From the Python API, how does one specify the optional features for a prediction run?
The item in the field on the web GUI "Optional features (0 of 5)".
H @calamari -- thanks, I appreciate your effort on this. I suspect that something like what you seem to be doing could work. I will look into it in more detail in the next sprint. Bruce.
Ah got it, thanks for the explanation @Bruce.
I made some changes to the solution i posted in github to use the AI Catalog (instead of a local file) which I think will solve your problem - https://github.com/calamarif/datarobot_gui_to_code
Please let me know how you go, would be keen to get your feedback.
Very straight forward and pretty much what I tried first.
If you try to join on row_id you have the problem that SQL is not deterministic about order, so if you call the query twice and just join on row number, then the predictions can get attached to the wrong rows. At best you have to download to CSV first, and attach to that. But, then that forces me to use a CSV and handle the ensuing datatype problems. I did implement this, but it was unpopular at my work place. My source is a Snowflake database. I need to work directly through that.
But, the predictions download does not include data fields except those listed by hand in the Web GUI, and even then -- only when the download is done through the GUI, and not when done through the API. Apart from this being my experience - I also got official confirmation of this through my Datarobot contact, who has said that they will put in a request for a modification to the API that will allow me to do this through the API.
And, admittedly, I just don't like the idea of joining the two tables back together using row numbers. Any number of things could go wrong on the Datarobot end and cause massive havoc. Even just knowing that DR uses the same order as the query in any case at all is problematic (I could not find an assurance of this in the documentation). I would rather have a linking field that I personally supplied.
I do acknowledge that I, myself, have downloaded the predictions later rather than performing a blocking wait for the job, but another developer who mentioned the problem to me was using code that did wait for the job. So, I assume that that call produces the same download (without the extra fields).
Addendum - I just tried it, and can confirm that the "extra" fields were not supplied in the download using get_result_when_complete().
Hey @Bruce , I decided to come up with a solution https://github.com/calamarif/datarobot_gui_to_code (please read on before you click on it), because on presenting this to a talented colleague ( @Lukas ) , he said "that's great, but hold my beer" (slight misrepresentation of his words), and asked why didn't. I just do this:
import datarobot as dr
import pandas as pd
p = dr.Project.get('6242f741974efc8f60e26fcf')

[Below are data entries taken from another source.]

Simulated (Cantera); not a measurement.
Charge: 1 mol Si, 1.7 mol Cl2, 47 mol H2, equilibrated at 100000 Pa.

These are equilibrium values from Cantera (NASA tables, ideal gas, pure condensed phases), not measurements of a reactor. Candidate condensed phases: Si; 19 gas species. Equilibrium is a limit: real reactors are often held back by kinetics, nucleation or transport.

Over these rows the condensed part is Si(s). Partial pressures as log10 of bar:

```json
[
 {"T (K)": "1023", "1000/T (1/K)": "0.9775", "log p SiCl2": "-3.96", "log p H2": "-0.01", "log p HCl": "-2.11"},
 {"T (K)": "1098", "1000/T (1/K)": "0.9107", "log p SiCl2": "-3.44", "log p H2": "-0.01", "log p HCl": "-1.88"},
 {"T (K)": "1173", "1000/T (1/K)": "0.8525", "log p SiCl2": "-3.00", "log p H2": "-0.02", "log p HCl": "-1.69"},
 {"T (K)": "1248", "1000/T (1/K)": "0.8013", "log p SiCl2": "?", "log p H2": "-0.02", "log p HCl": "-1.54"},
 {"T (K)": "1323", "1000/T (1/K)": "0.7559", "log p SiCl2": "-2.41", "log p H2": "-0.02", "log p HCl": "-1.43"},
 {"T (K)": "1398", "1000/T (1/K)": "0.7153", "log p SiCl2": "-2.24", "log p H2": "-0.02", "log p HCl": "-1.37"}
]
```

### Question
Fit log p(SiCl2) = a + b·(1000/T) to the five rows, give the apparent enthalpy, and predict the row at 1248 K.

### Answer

prediction_data = pd.read_excel('/Users/lukas.innig/DataRobot/Datasets/10k_diabetes.xlsx')[:100]
ds = p.upload_dataset(prediction_data)
m = p.get_models()[0]
passthrough_cols = ['admission_type_id','discharge_disposition_id','admission_source_id']
pred_job = m.request_predictions(ds.id)
preds = pred_job.get_result_when_complete()
preds.set_index('row_id').join(prediction_data[passthrough_cols])
DataRobot is made around automatization, so Datarobot is made to reduce code, and DR API is made to give you access to all the operations in-app through code. Uploading predictions is routine we automated for our users. You had a question about troubles with aligning predictions back, now you have two options - write code as you want it, or use what is automated.
@Bogdan Tsal-Tsalko "best code is no code" is an oxymoron. It is not a deep concept. It just means the person who said it is no good at code. How about "The best GUI is no GUI". Fashions change but what you are telling me is that the DR API is intended to discourage people from using it at all.
@Eu Jin This was definitely not the message I got in my first meeting about the functionality of the DR API.
"Best code is no code at all" (c) Jeff Atwood, co-founder of Stack Overflow and Stack Exchange.
We tried to solve as many problems and edge cases along with stability and reliability as possible from our side.
I will look into this.
But why would I want my "experience" to be code free? Code is easy. Its dealing with GUIs that is a problem.
Did you try the Snowflake manual on integration with DataRobot? We highly value our efforts to integrate with the Snowflake environment to make your experience easy and code-free.
Please let us know if there are any issues with ensuring the order of predictions returning to Snowflake or any troubles with your use-case using it.
I was using that basic approach, when I uploaded from a csv file.
But, I am now using a dynamic query from snowflake.
So, my concern is that previous developers at my place of work have found that since SQL can return results in indeterminate order, that the association using the order of the rows is unreliable. This was presented to me, when I started, as a big problem that was fixed by us adding a defacto key to the prediction explanations data. The very key that I cannot (apparently) set using the API. Which is still a weird oversight that should be fixed - regardless of whether there is a workaround.
I have modified the SQL queries so that they should return a deterministic order. But, it is unclear to me that Datarobot will respect that order, and that is certainly not something that I am comfortable taking the word of Datarobot about. I would much rather be able to cross check that by having my own key exist in the data.
------
I am using the only Python library I am aware for this purpose: "datarobot".